Stephen Rea as Santiago

Antonio Banderas as Armand

Christian Slater as Daniel Malloy

Kirsten Dunst as Claudia

Directed by Neil Jordan

Screenplay by Anne Rice

Based on the novel by Anne Rice


How could a movie adaptation of Interview with the Vampire go wrong? First off, you have Anne Rice’s masterful novel as a starting point. You have two young stars, Tom Cruise and Brad Pitt, who manage to put their egos aside and deliver performances that exceed all expectations. You have director Neil Jordan, who had just come off helming one of the greatest films of all time, The Crying Game. Add a stellar performance by a budding young actress named Kirsten Dunst and you have a recipe for a great vampire film.

The thing that impressed me the most about both the book and the movie is the conflict between newly turned vampire Louis and the vampire Lestat. Louis is struggling to hang on to his humanity no matter what the cost. Lestat is savage evil wrapped in the guise of a gentleman. Whatever shred of decency he had died a long time before the story even began.

For some, the biggest controversy surrounding the film was the casting of Tom Cruise as Lestat. Even Anne Rice herself was livid that Cruise had been cast in the role. After seeing his performance, she graciously admitted her error in misjudgment. I’ll admit I’m not a fan of Tom Cruise the person. I find him to be stupid to the point of being a complete buffoon.  As for Tom Cruise the actor and his performance as Lestat, he nails it, no doubt about it.

Equally good is Brad Pitt as the vampire Louis. People may forget Pitt’s performance as it is the more reserved of the two between himself and Cruise. Nevertheless, his performance as Louis is the perfect counterpart to Cruise’s Lestat.

Interview with the Vampire is not for everyone’s taste. There are always going to be the minority that will argue that the book was better. I have to disagree. Both the book and the film are of one piece; and that one piece is a masterpiece.


Christina Ricci, Dominique Swain, Julia Stiles, Erin Moore and Evan Rachel Wood auditioned for the role of Claudia.

Tom Cruise wanted a private set, and hence tunnels were built to escort the actors to and from the set. This was done so that the vampire’s makeup effects would remain a secret.
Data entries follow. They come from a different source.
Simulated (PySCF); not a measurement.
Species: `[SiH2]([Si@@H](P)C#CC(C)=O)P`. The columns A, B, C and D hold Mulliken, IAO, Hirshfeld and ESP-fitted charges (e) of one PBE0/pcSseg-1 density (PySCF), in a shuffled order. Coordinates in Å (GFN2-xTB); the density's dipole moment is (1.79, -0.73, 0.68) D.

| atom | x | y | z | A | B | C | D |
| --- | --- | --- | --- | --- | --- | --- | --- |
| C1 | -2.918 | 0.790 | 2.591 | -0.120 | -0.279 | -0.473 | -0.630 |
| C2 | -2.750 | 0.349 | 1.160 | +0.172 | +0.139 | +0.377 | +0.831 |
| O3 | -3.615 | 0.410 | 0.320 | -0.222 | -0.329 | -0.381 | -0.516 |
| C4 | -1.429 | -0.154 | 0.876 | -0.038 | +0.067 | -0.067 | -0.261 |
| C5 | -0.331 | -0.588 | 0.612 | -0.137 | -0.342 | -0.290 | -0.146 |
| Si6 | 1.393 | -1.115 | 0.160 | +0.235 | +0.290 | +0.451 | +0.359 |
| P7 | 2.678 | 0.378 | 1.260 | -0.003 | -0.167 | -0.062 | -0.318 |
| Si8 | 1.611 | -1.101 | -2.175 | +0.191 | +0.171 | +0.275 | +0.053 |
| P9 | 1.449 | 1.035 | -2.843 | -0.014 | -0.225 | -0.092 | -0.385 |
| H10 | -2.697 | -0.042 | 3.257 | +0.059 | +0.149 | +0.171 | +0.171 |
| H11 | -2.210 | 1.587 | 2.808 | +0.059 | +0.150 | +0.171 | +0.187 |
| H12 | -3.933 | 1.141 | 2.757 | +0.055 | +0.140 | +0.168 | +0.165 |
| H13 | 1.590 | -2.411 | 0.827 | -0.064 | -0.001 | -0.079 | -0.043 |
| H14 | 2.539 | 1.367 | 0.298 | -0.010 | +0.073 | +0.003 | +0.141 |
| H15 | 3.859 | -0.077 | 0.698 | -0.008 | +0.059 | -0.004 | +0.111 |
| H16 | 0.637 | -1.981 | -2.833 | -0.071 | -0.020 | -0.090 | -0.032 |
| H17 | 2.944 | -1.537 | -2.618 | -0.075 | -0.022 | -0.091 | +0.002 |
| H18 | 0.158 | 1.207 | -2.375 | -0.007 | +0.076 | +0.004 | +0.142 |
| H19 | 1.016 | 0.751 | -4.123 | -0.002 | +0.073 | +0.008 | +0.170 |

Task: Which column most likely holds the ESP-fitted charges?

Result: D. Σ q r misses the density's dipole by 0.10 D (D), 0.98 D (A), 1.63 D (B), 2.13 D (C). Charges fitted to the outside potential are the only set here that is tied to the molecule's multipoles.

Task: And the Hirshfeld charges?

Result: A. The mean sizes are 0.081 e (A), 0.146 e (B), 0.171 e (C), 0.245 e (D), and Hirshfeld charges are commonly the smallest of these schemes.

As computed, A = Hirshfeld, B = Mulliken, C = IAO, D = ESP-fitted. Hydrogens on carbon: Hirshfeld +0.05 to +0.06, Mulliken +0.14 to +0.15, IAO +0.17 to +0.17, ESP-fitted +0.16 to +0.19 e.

The character Lestat’s full name is Lestat de Lioncourt. He was based on Anne Rice’s husband Stan Rice, and even given Stan Rice’s birthday of 7 November.
The character Louis’ full name is Louis de Pointe du Lac. Louis was based on Anne Rice as she grieved for her deceased daughter, Michelle. Louis was even given Anne Rice’s birthday of 4 October.


THE LOST BOYS-United States-1987

Jami Gertz as Star

Edward Hermann as Max

Barnard Hughes as Grandpa

Dianne Wiest as Lucy

Directed by Joel Schumacher

Screenplay by Janice Fischer, James Jeremias and Jeffrey Boam

Story by Janice Fischer and James Jeremias

This is only the third time that I’ve watched The Lost Boys. The first time was when it was released to video. The second time maybe a month after that. Honestly, I really wasn’t that impressed with the film. Sure, it was a re-telling of the Peter Pan story, only this time with vampires. So what? The acting in the film is lackluster, the pacing of the film leaves a lot to be desired and the whole thing is completely monotonous. The film did nothing to further the careers of its younger stars. What ever happened to Jason Patric? Has he really done anything of any significance since then? Then of course there are the Corey’s, Feldman and Haim. The two of them had quite a career going for them in the ’80’s. Then came the ’90’s and finally the new millennium and reality TV. What happened then? Corey Haim died and Corey Feldman continues to make direct to video Lost Boys movies. That’s not exactly a stellar career. What about director Joel Schumacher? Isn’t he the guy that decided to add nipples to the Bat suit; thereby nearly ruining not only the Batman mythos, but the comic book movie altogether? The only young star to come out of the Lost Boys with any degree of success is, in my opinion, Kiefer Sutherland. Even so, it was not cinematic success; it was with TV and 24.

I know that there are those of you out there who are going to take me to the woodshed on this one. I can’t help it. It’s been over 20 years since I last saw the film and after seeing it my feelings have not changed. The film is a lackluster attempt to meld two legends, Peter Pan and vampires, and bring them into a modern day setting. It’s not just the boys that are lost; it’s the whole damn movie.


The original screenplay written by Janice Fischer and James Jeremias was originally about a bunch of “Goonie-type 5th-6th grade kid vampires”, with the Frog Brothers being “chubby 8 year old cub scouts”, and Star being a boy instead of a love interest. Joel Schumacher hated that idea and told the producers he would only sign on if he could change them to teenagers, as he thought it would be much sexier and more interesting.

Kiefer Sutherland was only meant to wear the black gloves he wears as David when riding the motorbike. However, while messing around on the bike behind-the-scenes, he fell off, breaking his arm so he had to wear the gloves through the whole movie to cover his cast.

In the opening sequence there is a random crowd shot that includes an older man in the distance with thick glasses wearing a Gothic looking hooded black robe. While his appearance is in line with the “spooky” factor of the film, he is in fact a semi-nomadic Christian.